Preheat oven to 400°.

Lay bacon on baking sheet.  Bake for 15 minutes or until done.  Remove from oven, transfer to newspaper lined paper towels.  Open a news paper and cover with one thickness of paper towels (saves money and paper towels this way.  Thank you YaYa for the tip!). 


 Lay out 8 slices of bread.  Lightly coat each slice with butter.  Lay a slice of cheese on each slice of bread.  Place a slice of ham on top of each slice of cheese.  Cut bacon in half and place 4 halves on each sandwich.  Put the bottom sandwich half onto the top sandwich half.

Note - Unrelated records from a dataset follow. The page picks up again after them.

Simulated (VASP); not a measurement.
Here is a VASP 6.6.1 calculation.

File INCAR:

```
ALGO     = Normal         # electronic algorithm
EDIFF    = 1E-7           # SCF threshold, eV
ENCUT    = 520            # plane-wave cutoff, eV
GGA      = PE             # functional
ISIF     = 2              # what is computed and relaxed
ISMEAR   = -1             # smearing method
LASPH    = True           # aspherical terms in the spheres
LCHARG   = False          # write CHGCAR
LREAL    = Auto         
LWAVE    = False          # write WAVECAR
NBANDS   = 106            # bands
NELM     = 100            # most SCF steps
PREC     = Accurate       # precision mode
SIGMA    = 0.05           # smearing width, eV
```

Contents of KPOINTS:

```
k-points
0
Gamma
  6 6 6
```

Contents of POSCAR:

Wrap the sandwich tightly with plastic wrap and refrigerate for at least 30 minutes to 1 hour. (Wrapping the sandwich in plastic wrap, compacts it, and prevents the egg batter from seeping in).  Combine the eggs and milk in a bowl. Heat a griddle over medium-high heat. Once the griddle is hot enough to scatter a drop of water, brush with softened butter.   Unwrap the sandwiches and dip in the egg batter (one at a time), to coat evenly. Gently place it on the griddle, and fry.  Turn once and then cover with a bowl (this helps to melt the cheese, my keeping the heat in) until golden brown and hot, about 5 minutes total.  Using caution, remove the bowl with a spatula and use an oven mitt to protect from the heat.


 Allow to cool, cut into 4ths with a knife.  Place on a serving platter.


Recipe developed by Donna Elick - The Slow Roasted Italian
Copyright ©2011 The Slow Roasted Italian – All rights reserved.

Originally published 9/17/11

22 comments:

  1. Oh YUM! These look delish...I love Monte Cristos!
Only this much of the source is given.